The Science-Backed Guide to Boost Workplace Engagement
Work-related stress among Filipino workers has never been higher than today. In fact, fifty-nine percent of Filipino workers are found to be suffering from illnesses induced by work-related stress according to the latest survey done by Regus.
The same survey also reports that 56 percent of Filipino employees agree that they find themselves more stressed out than they were five years ago.
Stress affects workplace engagement, which inevitably leads employees to become less productive, and worse, even leave their company. Actually, Watson Wyatt Worldwide’s study proves that work-related stress is the top reason on why employees quit their jobs, resulting in a high turnover rate among many companies.
With the high turnover rate, organizations now turn to loyalty programs in the Philippines to encourage their employees to stay. Lack of exercise, unreliable technology, and insufficient staff are found to be the top triggers of work-related stress.
In the Philippines, add commuting and Manila traffic to the mix, and you have the perfect recipe to make a burned-out employee.
How to Increase Positive Workplace Engagement
As humans, we tend to run away from things that threaten or hurt us. Work can be one of them, especially when we’re stressed and suffering from an emotional burden.
But, good news for every single one of us, there’s still a way on how we can shift away from this lifestyle to improve our workplace engagement. All it takes is a change in the way we think.
Understanding How Our Brain Works
Our brain works on a threat and rewards response. When we encounter a threat, we trigger a response in the amygdala region of our brain, which lets us experience panic. This emotional response is called “Amygdala Hijack.”
In relation to the panic triggers, our body also lets out a physiological response. Our heart rate quickens, our breaths become shallow, and our blood rushes to several parts of our body.
On the contrary, our body experiences the same thing when we encounter a reward. We may feel elation and our body releases more dopamine than usual.
You may not be aware of it, but certain factors and people can be perceived as threats by our brains. In the workplace, it might be our boss or our co-worker. Similarly, it may come in the form of criticisms from our supervisor or the constant nagging of our paranoid co-worker.
To manage these threat signals, you must be extra observant in your interactions with your fellow employees. Note that the amygdala hijack is a fleeting response and usually only lasts for seconds. Look for quick reactions, as it might merely be wincing or a slight twitch of the mouth but can actually mean so much more.
Managing Unproductive Responses
To improve your employees’ workplace engagement and get everyone out of the slump from being unproductive, know how to utilize the reward and threat response of your staff by providing the right stimulus.
On the reward-seeking side, ensure that your employees always feel like they belong in the team. Filipinos are very sociable, as they can work greatly as a team. So, make sure that everyone in the team has a positive interaction.

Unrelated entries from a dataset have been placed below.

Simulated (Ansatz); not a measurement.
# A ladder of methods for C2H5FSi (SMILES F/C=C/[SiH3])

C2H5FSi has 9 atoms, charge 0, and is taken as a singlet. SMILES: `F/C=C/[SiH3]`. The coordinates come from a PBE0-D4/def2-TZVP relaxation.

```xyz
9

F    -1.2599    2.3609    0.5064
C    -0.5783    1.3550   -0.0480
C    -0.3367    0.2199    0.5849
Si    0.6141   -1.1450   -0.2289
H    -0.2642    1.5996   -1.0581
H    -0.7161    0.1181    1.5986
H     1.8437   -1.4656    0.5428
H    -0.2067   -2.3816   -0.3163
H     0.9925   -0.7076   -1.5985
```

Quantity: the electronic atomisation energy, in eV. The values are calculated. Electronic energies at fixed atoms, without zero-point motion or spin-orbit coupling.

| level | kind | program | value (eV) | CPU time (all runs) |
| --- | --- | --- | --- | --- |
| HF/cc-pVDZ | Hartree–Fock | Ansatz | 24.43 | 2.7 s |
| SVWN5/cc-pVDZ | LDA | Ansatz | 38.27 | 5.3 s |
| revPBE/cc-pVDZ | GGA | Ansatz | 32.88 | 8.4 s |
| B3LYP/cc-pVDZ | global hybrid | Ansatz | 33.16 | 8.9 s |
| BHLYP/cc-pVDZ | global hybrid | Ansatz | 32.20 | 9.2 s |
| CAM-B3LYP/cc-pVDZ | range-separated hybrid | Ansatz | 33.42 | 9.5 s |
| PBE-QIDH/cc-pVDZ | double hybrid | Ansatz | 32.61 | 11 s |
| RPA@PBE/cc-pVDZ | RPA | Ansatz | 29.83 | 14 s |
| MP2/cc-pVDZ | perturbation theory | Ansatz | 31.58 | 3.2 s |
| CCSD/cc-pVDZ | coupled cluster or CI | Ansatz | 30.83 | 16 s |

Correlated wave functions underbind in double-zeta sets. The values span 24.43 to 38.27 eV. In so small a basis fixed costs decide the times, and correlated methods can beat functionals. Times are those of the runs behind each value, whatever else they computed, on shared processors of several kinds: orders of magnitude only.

Recognize the positive – if they did a great job, reward them for it. Give incentives for employees when you know they deserve it. Be specific and genuine on your praise as well. Taking into account the Filipino culture, your employees can probably see through it if your praise is forced or purely given out of respect.
On the threat-avoidance side, be sure to be constructive with your criticism and give your feedback in a respectable manner. Don’t humiliate your employees in front of everyone and cause them to lose face.
Stress affects everyone – even managers and bosses – but that doesn’t give you an excuse to shout (or worse, curse) at your employees. Doing this might only decrease their morale and push them down further on their unproductive work slump.
Make sure that your employees are all treated fairly as well. Don’t play favorites, as this could give trigger an internal competition that could lead to an unwanted tension in the workplace.
While some companies encourage competition among their employees, this doesn’t work for every organization. In the Philippines, in particular, where crab mentality runs deep in the culture, competition can quickly become personal and unhealthy with employees trying to pull down each other.
With the great demand and heavy workload thrown to us, work-related stress is definitely unavoidable. Fortunately you can foster a healthy working environment by treating your employees as part of the growth of your company, so they won’t feel as just another cog in the machine.